He came before MPs, he spoke but said nothing useful

The word “government” attached to an official title carries a lot of clout, responsibility, and for some, not a little arrogance and many ideas about how the system works.

Now, apart from the media-savvy government spokesman Alfred Mutua, there’s the media-shy but powerful government printer Andrew Rukaria.

Mr Rukaria, the man who handles all government printing, including classified and security documents, perhaps knows everything about how the government operates or about the intentions of the government.

Even the business cards MPs carry in their purses and wallets are his products. All security sensitive documents are printed under his watch except, of course, for banknotes whose production is the province of the Central Bank.

Unlike the rather old-fashioned facade of his physical address and his next door neighbours — the Kenya Railways headquarters and the Kenya Polytechnic — Mr Rukaria is not your average clean-shaven, pot-bellied, white-haired civil servant who wears drab or ill-fitting suits.

He is a clean-shaven urbanite who sports a well-cut suit and snappy tie.
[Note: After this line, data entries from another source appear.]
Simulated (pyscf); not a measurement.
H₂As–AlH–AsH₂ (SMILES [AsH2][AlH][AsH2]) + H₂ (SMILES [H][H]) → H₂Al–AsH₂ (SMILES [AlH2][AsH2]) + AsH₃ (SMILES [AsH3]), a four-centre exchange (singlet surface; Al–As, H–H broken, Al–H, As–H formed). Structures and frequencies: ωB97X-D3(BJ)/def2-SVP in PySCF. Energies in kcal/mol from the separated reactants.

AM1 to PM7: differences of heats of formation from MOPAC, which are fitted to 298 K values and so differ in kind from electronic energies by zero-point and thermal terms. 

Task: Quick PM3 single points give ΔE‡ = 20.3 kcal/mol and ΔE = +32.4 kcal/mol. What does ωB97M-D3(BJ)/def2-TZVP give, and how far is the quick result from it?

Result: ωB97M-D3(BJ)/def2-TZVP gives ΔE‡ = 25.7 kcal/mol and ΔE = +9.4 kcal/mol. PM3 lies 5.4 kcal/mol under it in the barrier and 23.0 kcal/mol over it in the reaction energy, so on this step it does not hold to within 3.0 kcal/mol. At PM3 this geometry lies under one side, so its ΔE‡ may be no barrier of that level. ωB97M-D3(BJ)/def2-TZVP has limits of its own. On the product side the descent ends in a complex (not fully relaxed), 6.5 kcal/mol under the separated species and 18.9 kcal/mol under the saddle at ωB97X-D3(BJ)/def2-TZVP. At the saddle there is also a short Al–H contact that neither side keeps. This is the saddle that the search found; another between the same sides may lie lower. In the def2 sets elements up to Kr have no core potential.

He has short black hair, a youthful face and a tall fit frame; a combination that makes it difficult to determine his age until you hear him say that he’s been in public service for over 20 years. He is the kind of boss who smiles as he cuts and shares a cake with his  staff.

For someone who sat before hawkish lawmakers for close to two hours last Wednesday and told them nothing he hadn’t planned to tell them, Mr Rukaria is either a very bright man who knows on which side his bread is buttered or a very timid man who did not know how to answer direct, hard-hitting questions without implicating his bosses at the Office of the President. It could also be that he is simply a “system man” who isn’t intimidated by prying MPs — new Constitution or not.

The audacity

This week has been one of the toughest for the government printer who, for the first time, was smoked out of his inscrutable and drab address on Nairobi’s Haile Selassie Avenue to explain to Parliament why he had the audacity to hold the President, the Prime Minister, Parliament and the country at ransom regarding the management of next year’s General Election.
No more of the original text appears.